# big lagoon fishin



## LIM-IT-OUT (Aug 26, 2014)

anybody been fishin it


----------



## GallantReflex (Mar 22, 2008)

Was wondering the same thing


----------



## MGuns (Dec 31, 2007)

I just got the combo to the gate lock so I’m looking forward to hitting it soon. Any retired military with disability can get the lifetime free pass to all Florida State Parks and with that pass you can get the gate combo for after hours. They used to give 6 months’ worth of combos each time but this time he only gave me 2 months.


----------



## Johnms (Nov 29, 2010)

Fishing is slow but with these warmer Dec days I went out for a few trips in the last week. Water is as clear as I have ever seen it but not much fish to be seen. Just past the end of the road I got one red on top water (only strike that day). On another day further toward the pass I got one Trout strike - on top water again - right against the bank - across from the condos on the park side, then finally one trout strike on another day nearer the entrance to the Johnson's beach in 3' of water. needless to day I had two days of nothing at all. I floundered along the bottom in several places and stuck out on that as well.


----------



## Jeffbro999#2 (Feb 17, 2014)

If its anything like the sound, and it should be, the majority of fish and bait left the flats about a month ago when the real cold weather hit. There were still a few large trout hanging around a few weeks ago but I haven't been back since.


----------



## foxtrotuniform (Nov 11, 2013)

I went all over Big Lagoon yesterday during a lull in the weather. Fished patchy grass bottom along the south shore from the Perdido bridge to the pass. Worked the dropoffs into the channels. Hit the point over by the Lost Key marina. 

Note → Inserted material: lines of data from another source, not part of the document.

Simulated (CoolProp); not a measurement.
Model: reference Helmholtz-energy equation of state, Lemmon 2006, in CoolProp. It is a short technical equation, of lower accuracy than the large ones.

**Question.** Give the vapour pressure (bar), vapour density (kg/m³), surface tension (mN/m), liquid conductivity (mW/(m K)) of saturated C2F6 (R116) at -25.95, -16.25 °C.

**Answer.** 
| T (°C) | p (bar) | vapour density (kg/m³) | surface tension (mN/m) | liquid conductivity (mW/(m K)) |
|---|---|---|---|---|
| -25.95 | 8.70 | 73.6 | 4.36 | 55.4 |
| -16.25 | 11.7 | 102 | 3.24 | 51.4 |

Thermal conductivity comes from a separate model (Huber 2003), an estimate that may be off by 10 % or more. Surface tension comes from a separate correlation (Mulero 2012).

Caught one Sea Robin, and had a Z-man chomped in half by a puffer fish. That's all. Didn't see a splash or a spooked fish all day.


----------



## badonskybuccaneers (Aug 19, 2013)

Maybe they are on Christmas Vacation in the keys!?!? lol


----------



## JasonL (May 17, 2011)

With this back and forth weather it seems that the fish are just as confused as we are.


----------